A struggle last year between the chancellor and vice-chancellor at Australia’s oldest regional university, the University of New England, saw a NSW parliamentary inquiry established to identify the broader, or more systemic, problems encountered by universities. The inquiry appeared to be interested to look at the general problems of universities as evidenced by governance problems.

That all sounds good, doesn’t it? So what did this bunny (your correspondent) do? He made a submission. Unfortunately — and unfortunately is a very kind word — the submission was gutted, sections of it having been deemed by the parliamentary committee to fall into the category of “adverse mention”.

I was informed by a person assisting the committee that if my “comments were to be published in another context that was not protected by parliamentary privilege, they may constitute defamation”. And here I was, thinking that one of the purposes of parliamentary inquiries and of (judicious use of) parliamentary privilege is to get important matters of public interest into the public realm without having to fear the action of litigious (and exceedingly wealthy) individuals.

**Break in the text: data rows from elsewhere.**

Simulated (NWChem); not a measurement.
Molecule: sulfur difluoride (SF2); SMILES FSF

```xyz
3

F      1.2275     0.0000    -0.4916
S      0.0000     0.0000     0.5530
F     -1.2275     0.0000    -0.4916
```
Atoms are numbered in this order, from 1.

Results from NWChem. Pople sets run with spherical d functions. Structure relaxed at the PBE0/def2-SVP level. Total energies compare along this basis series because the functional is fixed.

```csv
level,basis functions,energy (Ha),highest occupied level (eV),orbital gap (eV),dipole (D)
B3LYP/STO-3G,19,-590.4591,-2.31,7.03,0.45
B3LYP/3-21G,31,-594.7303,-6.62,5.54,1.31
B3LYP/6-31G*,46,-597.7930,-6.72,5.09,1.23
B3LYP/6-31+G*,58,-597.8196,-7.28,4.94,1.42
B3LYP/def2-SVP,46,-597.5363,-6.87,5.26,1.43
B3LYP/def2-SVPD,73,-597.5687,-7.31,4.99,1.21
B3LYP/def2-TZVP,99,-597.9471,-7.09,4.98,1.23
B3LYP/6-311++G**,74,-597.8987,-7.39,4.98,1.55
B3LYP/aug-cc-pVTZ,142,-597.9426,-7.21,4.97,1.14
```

Proceeding on the basis that, as long as people making submissions did not republish or repeat their views in a place unprotected by parliamentary privilege, they would receive legal protection, I offered what I thought was a thoughtful set of points to the inquiry. I did so knowing that, even though there were assurances about legal protection, social ostracism, or the risk that my judgement might be called into question, was another matter. That is the risk one bears. Little did I expect that the NSW parliamentary committee would adopt a view that my citing of some events was so salacious that it would feel the need to omit these examples from the public version of the submission.

The gist of the submission is that the control freakery that besets Australia’s universities (along with some other public institutions) is a natural but unacceptable consequence of two decades of an encroaching managerialism and under-funding, and that UNE’s governance problems are not behind it.

In order to support this point of view some illustrations were given. Several of them, omitted by the committee, are already in the public realm.

Ironically, at least one example concerns the ridiculous level of secrecy cemented around New England’s governing body. I illustrated this point by referring to the refusal of UNE’s Council, in April 2004, to consider the issue of the charging of fees to domestic undergraduate students in an open session of its meeting. That is, a matter of self-evident public interest was seen as so unmentionable that it was moved to confidential session.

It can only be concluded that the purpose of this practice is to place maximum pressure on elected members of the governing body to vote with the appointed members. In fact, after having insisted that no one could divulge the details of confidential sessions, the Council then stood by and allowed the chancellor, John Cassidy, to reveal the vote on the student fees decision and to imply at least a criticism of those who did not vote with the majority.

A much more serious instance of secrecy, in May 2007, still needs to see the light of day — but the parliamentary committee is preventing this. Why? One possible reason is that the committee is too sensitive to the point of view of a prominent parliamentarian who was and is a member of the Council — indeed is now its present chancellor, Richard Torbay. Whatever the reason, the committee’s decision forfeits a substantial opportunity to expose a systemic weakness in university governance.